Sunday, February 20, 2011
(originally published in The Outreach Connection in July 2004)
There’s something almost unbearably touching and joyous about Richard Linklater’s Before Sunset. It’s a sequel to his 1995 Before Sunrise, in which Ethan Hawke and Julie Delpy played two students spending the night together in Vienna. At the end of that film they agreed to meet in six months time. Now it’s nine years later, and he’s a writer, doing a signing at a Paris bookshop. He looks up, and there she is. With little more than an hour until he must leave for the airport, they take off for a coffee, and the camera follows them in real time.
We soon learn she didn’t turn up for the appointment, and he did, but they both say they’ve moved on from it. He’s married; she’s in what she calls a good relationship. Their conversation crams in mundane updates and major revelations, dumb jokes and sharp tension...all set against stunning Parisian scenery, and underlay by the unavoidable question: will he make his plane?
The film’s concept and execution are inherently quite simple of course, and watching Before Sunset I increasingly felt that the detritus built up from years of imprecise viewing was being cleared away, allowing a return to something purer and elemental (I know that’s overdone – but it really is how I felt). The film makes you realize the mundanity of most people in movies now – we watch them as figures in a narrative, maybe we fear for or even cry for them, but the lights come up and they’re soon forgotten. It’s popular to point out that stars now don’t match up to those of the 30’s and 40’s, and it’s true, but in fairness nothing about the infrastructure gives the current contenders much of a chance. In Before Sunset the film slows down, their faces fill the screen, and they flood over us.
The film is being commended for the intelligence of its dialogue, but I don’t think that’s the point. A lot of what they say is superficial twaddle, just as in any conversation that might try to fit nine years into an hour. Neither is a great thinker – they contradict themselves, they strike attitudes, they make bland generalizations. You get a tangible sense of their limitations. Both actors are magnificent, in a way that might not readily strike you as such. Hawke is becoming especially interesting: looking worryingly gaunt, almost feral, at times, he fully conveys the brittleness of his character’s apparent success.
Reliance On Absence
The memory of the earlier event is of course central to what unfolds in Before Sunset, and this is yet another sense in which its impact seems to flow from the very heart of cinema. Linklater flashes back to the earlier film, but in a gorgeously subtle, almost subliminal way. As the characters turn over the event, the film becomes much more inextricably linked to the earlier movie than is the case for most sequels; the absence of the earlier event, the earlier film, their earlier selves, is as dominant in the structure as what’s present. Whether or not we think about it, cinema always relies on absence – on our knowledge of the unseen space that connects one shot to the next, of the resonances of earlier films and roles.

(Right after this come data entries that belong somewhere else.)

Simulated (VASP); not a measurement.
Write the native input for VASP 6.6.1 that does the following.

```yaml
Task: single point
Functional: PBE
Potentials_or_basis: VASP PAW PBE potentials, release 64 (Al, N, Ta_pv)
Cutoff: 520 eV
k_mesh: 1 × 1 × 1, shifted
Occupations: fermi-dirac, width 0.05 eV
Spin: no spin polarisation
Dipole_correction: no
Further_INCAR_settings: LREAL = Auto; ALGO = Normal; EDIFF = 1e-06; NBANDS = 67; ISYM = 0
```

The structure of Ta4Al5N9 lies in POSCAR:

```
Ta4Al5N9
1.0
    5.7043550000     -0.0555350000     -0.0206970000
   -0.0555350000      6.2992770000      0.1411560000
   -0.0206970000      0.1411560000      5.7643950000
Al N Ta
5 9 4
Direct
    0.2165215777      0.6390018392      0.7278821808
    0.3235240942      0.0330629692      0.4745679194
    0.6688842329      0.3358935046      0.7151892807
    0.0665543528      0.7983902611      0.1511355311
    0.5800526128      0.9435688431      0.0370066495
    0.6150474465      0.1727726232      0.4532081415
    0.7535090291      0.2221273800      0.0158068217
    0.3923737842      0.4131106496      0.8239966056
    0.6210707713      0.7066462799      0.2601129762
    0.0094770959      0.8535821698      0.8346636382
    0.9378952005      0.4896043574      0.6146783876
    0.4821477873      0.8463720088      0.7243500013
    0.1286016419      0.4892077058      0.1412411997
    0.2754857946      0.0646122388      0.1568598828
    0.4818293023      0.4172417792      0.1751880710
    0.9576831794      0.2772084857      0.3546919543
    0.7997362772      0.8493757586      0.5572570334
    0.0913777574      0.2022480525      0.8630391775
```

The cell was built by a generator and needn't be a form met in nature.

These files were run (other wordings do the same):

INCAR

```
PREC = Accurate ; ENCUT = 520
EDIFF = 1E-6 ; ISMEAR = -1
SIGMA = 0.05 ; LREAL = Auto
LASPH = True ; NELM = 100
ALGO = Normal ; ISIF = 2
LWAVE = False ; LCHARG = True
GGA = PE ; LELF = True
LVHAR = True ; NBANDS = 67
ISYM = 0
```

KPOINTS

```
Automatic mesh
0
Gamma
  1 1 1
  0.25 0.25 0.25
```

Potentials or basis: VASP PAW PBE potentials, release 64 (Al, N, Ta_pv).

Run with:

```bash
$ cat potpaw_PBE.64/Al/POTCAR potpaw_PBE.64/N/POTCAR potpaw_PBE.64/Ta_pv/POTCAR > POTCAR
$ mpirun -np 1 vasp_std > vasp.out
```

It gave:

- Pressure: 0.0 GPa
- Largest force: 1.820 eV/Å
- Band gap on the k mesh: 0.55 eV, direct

I’m not trying to argue Before Sunset is in some way the apex of cinema. Even on the same day I saw it, I watched Andrei Tarkovsky’s 1966 film Andrei Rublev, which is a much more ambitious, challenging and ultimately overwhelming work. Tarkovsky’s film is great cinema that overspills its boundaries – it’s a work of poetry, of politics, of historical scholarship, of philosophical reverie. By contrast, Before Sunset, if you want to put it this way, is “just” a film. Except for everything I’ve mentioned, and that in its pervading fear that (even in their early 30’s) their best times may already have slipped by, it taps into universal anxiety. I called it joyous, but it’s also consistently melancholy.
Richard Linklater is rapidly becoming a critical favourite, in particular after Waking Life. Most critics loved The School Of Rock too, although I couldn’t see more to it than genre clichés and stock characters (I did smile at it a lot though). To this point I’ve been a mild dissenter; certainly I would have foregone several Linklater projects in exchange for a new film by Whit Stillman, who seems to have vanished after The Last Days Of Disco. But Before Sunset is a near-masterpiece. It seems like something that can’t be replicated, but Linklater and the actors are already talking about the possibility of a third film.
Oh, and did I mention Before Sunset may have the best ending of any film this year?
The Italian film Facing Windows, directed by Ferzan Ozpetek, is a moderately interesting work, but it illustrates many of the points I made above about why Before Sunset is so refreshing. The film sets up a somewhat cumbersome parallel between an amnesiac concentration camp survivor preoccupied by a long-ago lost love, and an unhappy young woman in danger of cracking under the strain of her unsatisfying job and stagnant marriage. Her dream is to be a pastry chef – yes, this is another foreign film that lathers the screen in great-looking food – and it turns out that the old man used to be the best pastry chef in Rome. Hey, sounds like a mutually beneficial relationship.
Ozpetek’s best-known film remains The Turkish Bath; his most recent was Innocent Fairies, another tale of homosexuality as transgression. Facing Windows seems like an attempt to tap a broader agenda, but it’s conventional at times, contrived at others. At the end, we watch the woman alone as we hear in voice-over a letter she wrote to the old man. The letter asserts the connection between them in terms that seem excessive given what we’ve actually seen on the screen. Then she turns and looks directly into the camera, at us, the spectators. The camera moves in for a close-up of her eyes, looking out at us, and holds the close-up for the full length of the closing credits.
It’s a bold piece of cinema, bolder than anything in Before Sunset perhaps, but it feels utterly forced. The invisible wall between the characters and the viewers is one of cinema’s most hallowed conventions; thus breaking that convention can provide a director one hell of a weapon. The way that Ozpetek uses it seems to me rather gauche. It’s the kind of superficially clever but unanchored device that might seem appealing to the protagonists of Before Sunset, if they were filmmakers, but which their director – being a few years older and wiser than they are - knows to let pass.